Company Overview
Paramount Communications Limited is a cable and wire manufacturer serving power, telecom, railways, renewables, defence, space, IT, construction and oil & gas sectors. The company has two manufacturing plants at Dharuhera (Haryana) and Khushkhera (Rajasthan) with FY26 metal throughput of 29,664 MTPA (+12% YoY).
Financial Performance FY26
Revenue & Profitability:
- Revenue from operations grew 22.8% YoY to Rs 19,122 Mn (FY25: Rs 15,567 Mn)
- Total Revenue (including Other Income) reached Rs 19,644 Mn (+25.1% YoY)
- EBITDA (including Other Income) stood at Rs 1,175 Mn (6.0% margin)

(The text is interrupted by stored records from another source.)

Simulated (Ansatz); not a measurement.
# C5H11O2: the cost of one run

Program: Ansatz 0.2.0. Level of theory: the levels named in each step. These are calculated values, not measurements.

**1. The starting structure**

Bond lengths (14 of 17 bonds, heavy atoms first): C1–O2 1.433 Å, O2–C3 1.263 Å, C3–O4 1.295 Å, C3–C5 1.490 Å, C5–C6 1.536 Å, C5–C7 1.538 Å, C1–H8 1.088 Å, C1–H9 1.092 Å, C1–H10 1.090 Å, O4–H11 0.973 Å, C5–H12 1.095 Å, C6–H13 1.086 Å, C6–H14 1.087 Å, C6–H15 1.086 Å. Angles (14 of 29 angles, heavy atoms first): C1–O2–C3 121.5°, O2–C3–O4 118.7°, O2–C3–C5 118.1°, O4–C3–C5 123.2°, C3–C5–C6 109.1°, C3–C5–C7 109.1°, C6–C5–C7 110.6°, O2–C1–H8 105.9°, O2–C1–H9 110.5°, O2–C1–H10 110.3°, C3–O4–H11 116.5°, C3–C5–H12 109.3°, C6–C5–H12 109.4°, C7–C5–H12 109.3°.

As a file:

- PAT declined 30.5% to Rs 602 Mn (3.1% margin)
- Diluted EPS was Rs 1.97
- Net Worth increased to Rs 7,781 Mn from Rs 7,167 Mn in FY25
- Debt/Equity ratio stood at 0.15 (FY25: 0.04)
Q4 FY26 Performance:
- Revenue from operations: Rs 5,733 Mn
- Other Income: Rs 89 Mn
- Total Income: Rs 5,822 Mn
- Operating Margin: 5.2% (Rs 299 Mn)
- EBITDA (including OI): Rs 388 Mn (6.7% margin)
- PAT: Rs 205 Mn
- EPS: Rs 0.67
Non-Recurring Items:
- Other Income includes Rs 278 Mn from keyman insurance maturity
- Employee benefits expense includes Rs 25 Mn one-time impact from four new Labour Codes notified 21 November 2025
Segment Performance
Domestic Business (71% of revenue):
- Total domestic revenue grew 26.8% to Rs 13,617 Mn
- B2B Institutional sales grew 37.3% to Rs 10,013 Mn (power-cable led)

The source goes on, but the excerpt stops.